Warren Neidich

Praha

gandy gallery

BEYOND THE VANISHING POINT # 1 THROUGH # 30

 

Exhibition: February 22 - April 28, 2001

Each photograph of the "Beyond the Vanishing Point" series, contains a number of varying characteristics such as a warped and distorted view of the vanishing point, a reversal of a mirror image in which a text normally read as reversed is transformed into one which is read as it would be in real space, for instance in the lower left corner of each photograph a sign is read left to right "Construction Zone", and finally, different scenes of a fictitious narrative, in which an actress and actor re-enact a meeting on a real Los Angeles street corner. These three anti-characteristics, as they are oppositional, cojoin to challenge notions of the basic rules of photography itself and relegate these images to a history of image making in direct resistance to the generally accepted canon of documentation, formalism and monadic, perspectival, coordinate space.

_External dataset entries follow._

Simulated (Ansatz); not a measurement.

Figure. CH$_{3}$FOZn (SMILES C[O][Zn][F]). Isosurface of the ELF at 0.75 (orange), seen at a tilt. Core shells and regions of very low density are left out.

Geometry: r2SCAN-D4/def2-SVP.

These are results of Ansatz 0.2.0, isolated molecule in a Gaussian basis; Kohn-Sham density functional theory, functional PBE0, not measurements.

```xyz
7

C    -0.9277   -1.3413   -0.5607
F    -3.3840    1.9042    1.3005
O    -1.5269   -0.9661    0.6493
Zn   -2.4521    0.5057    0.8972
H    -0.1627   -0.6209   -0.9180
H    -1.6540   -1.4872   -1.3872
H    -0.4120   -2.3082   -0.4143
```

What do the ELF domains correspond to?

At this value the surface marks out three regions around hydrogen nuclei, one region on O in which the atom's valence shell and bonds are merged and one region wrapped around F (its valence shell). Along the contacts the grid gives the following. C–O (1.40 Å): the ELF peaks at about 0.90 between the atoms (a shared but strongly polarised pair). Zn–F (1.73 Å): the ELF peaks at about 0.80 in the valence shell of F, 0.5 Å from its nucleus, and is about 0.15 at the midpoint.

But this work goes one step further in its desire to decenter the gaze to the peripheral margins. ln each photograph the historical relation which exists between the viewer and the work of art is also re-enacted. For example according to the designation mapped out in Martin Jay's "Scopic Regimes of Modernity" for different kinds of viewer-painting relationships, each photograph here simultaneously connects the beholder to three historically defined denotations of regarding: 
1. Cartesian perspectivalism, based on the Albertian window, rendered through the vanishing point of George Burns Boulevard as it recedes through the artifice of a Los Angeles urbanscape. 
2. The grid, as it relates to the Northern tradition of the map and its lack of insistence on the boundary of a window frame instead opting for the continuum of the painted surface with the world beyond the frame, is here represented by the crisscrossing steel beams that coddle the fractured mirror reflections. 
3. The distorted, unfocused, vertiginous opticality of the Baroque with its rendering of the visual field from multiple viewpoints, here represented in the warped imagistic space reminiscent of an architectural model of Frank Gehry. Post-modernism, specifcally its recent focus on global culture. 
Post-colonial discourse and post-racial art, transforms the meanings of these points of view from ones of pure opticality into ones which re-enact cultural differences as a function of a shifting cultural gaze alighting, as it does, upon different culturally determined points of interest resulting in the building of specific culturally derived connections and images which co-exist in a transcendental harmony.